Why can electric cars recoup energy from braking, but a spaceship cannot?

The main point is that the space-ship is a closed system and the car is not

Consider that to conserve momentum we need to give something else the momentum our decelerating object had before.

• In the case of the space-ship this requires ejecting something in the opposite direction to the direction of travel. We need to put energy in to do this.
• In the case of the car we have been connected to the road the whole time and because of this friction we need to continuously provide energy in order not to decelerate. So our wheels are turning and because of the connection with the road friction will decelerate us, what electric cars do is to add an extra resistive force to the turning of the wheels (which is needed to keep going) and make use of the energy gained from this.
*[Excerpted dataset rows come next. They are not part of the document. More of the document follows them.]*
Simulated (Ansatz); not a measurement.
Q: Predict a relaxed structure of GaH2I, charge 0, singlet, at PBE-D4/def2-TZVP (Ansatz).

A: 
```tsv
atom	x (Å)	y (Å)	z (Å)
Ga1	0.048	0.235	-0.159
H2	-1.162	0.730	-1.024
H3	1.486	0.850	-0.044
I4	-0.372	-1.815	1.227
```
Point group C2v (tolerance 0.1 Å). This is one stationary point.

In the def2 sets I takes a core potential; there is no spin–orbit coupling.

So because space-ships don't require any further thrust to maintain a constant speed we have no process to steal the energy from. If you could provide a resistive force on the space-ship you could regain some of the energy but it would have to be outside the space-ship (a magnetic field emitted from a series of space stations for example).

You have to be moving relative to something else which you can impart energy to.

There is one particular omission in the existing answers that I'd like to rectify.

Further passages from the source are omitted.